Spearhead Looks Better the More We Learn It
We had one of those very relatable hobby chats recently: first a battle report, then rules talk, and five minutes later we were already looking at boxes and wondering whether we were about to buy another army.
Dubry dropped a video where his “own” two Spearheads fought each other, and honestly that alone was enough to get us talking. What stood out immediately was something we really like in small-format games: the result apparently stayed uncertain until the last turn. That is a huge plus for us. There is nothing worse than a game that feels decided too early, and Spearhead seems to avoid that pretty well.
The more we look at it, the more playable it seems
Our first impression from the discussion was simple: if both players have a decent handle on the rules, Spearhead looks very playable. Not just as a stripped-down introduction to Age of Sigmar, but as a format that can genuinely stand on its own.
A big part of that seems to be how scoring works.
At first we were talking past each other a bit, but the final version was this:
- there are objectives that exist as part of the game,
- there are twists,
- and there are also card-based tasks/commands that your opponent does not fully know.
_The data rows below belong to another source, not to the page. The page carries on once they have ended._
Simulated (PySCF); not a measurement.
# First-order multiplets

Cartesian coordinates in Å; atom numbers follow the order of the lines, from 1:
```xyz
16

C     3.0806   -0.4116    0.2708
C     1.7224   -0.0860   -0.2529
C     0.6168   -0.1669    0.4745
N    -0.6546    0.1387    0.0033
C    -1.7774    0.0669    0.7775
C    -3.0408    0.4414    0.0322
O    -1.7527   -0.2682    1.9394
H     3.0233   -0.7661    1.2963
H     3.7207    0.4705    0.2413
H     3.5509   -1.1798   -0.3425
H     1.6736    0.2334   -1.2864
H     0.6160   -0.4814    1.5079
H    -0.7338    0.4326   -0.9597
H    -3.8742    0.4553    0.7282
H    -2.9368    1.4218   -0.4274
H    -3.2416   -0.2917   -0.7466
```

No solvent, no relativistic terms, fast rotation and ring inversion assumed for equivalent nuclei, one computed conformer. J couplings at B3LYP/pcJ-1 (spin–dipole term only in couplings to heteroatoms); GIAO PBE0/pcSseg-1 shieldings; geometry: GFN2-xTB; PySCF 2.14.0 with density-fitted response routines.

Michał clarified that each turn you have your own command, and you can either use it as an order or complete the task for victory points. The important bit is that the tasks on your card are hidden from your opponent, even if the general structure of scoring in the scenario is not.
And honestly, we really like that idea.
Hidden scoring adds tension
This is probably the most exciting thing from the whole conversation. Hidden scoring creates that nice uncertainty where you can read the board state, but you still cannot be completely sure what the other player is trying to squeeze out of the turn.
That makes the game feel more alive.
You are not just calculating visible points on the table. You also have to think about what the other side might be setting up. Combined with twists and scenario objectives, that sounds like a very solid recipe for games that stay interesting until the end.
If that battle report is representative, Spearhead may have hit a really nice middle ground between accessibility and meaningful decision-making.
And then, inevitably, we started browsing boxes
Because of course we did.
At some point the conversation turned toward the Slaves to Darkness Spearhead, with the universal hobby meaning of posting a shop link followed by a question mark and a smiley. We all know what that means. It means somebody is already halfway to checkout.
At the same time, there was also a less enthusiastic reaction to one of the models shown in the discussion:

We are not going to pretend every model hits equally hard. Sometimes a unit makes us want to start a new project immediately, and sometimes the reaction is… a lot less charitable.
Push-fit, glue, and the eternal dream of skipping assembly
The other practical hobby question that came up was about the Stormcast paint set, specifically the Liberators inside it.
Dubry asked whether those miniatures also appear in other sets and whether they are always no-glue models. Michał’s answer was exactly the kind of thing that every Warhammer buyer has run into at some point: it depends.
The same unit can appear in different forms depending on the release:
- sometimes push-fit,
- sometimes requiring glue,
- and in this specific case, Michał noted that from the Skaventide-era releases onward, the currently sold versions should now be push-fit.
That is useful to know, especially for anyone treating Spearhead as a lower-friction way into Age of Sigmar. Assembly style matters more than people sometimes admit. If you want to get models on the table quickly, push-fit can make a real difference.
And yes, the most relatable line of the whole exchange may have been the wish that Games Workshop would simply sell them assembled and painted already. We suspect we are not alone in that dream.
Our takeaway
Right now our feeling is that Spearhead keeps sounding better the more we understand how it actually works.
What we like most from this chat:
- games seem capable of staying close until the final turn,
- hidden card objectives add tension,
- the format looks genuinely playable, not just introductory,
- and the model range still has enough hobby weirdness to spark the usual debates about boxes, sculpts, and assembly.
In other words: very Warhammer, and very promising.
If we keep talking about Spearhead at this rate, it is probably only a matter of time before more of us end up with suspiciously small Age of Sigmar armies on the shelf.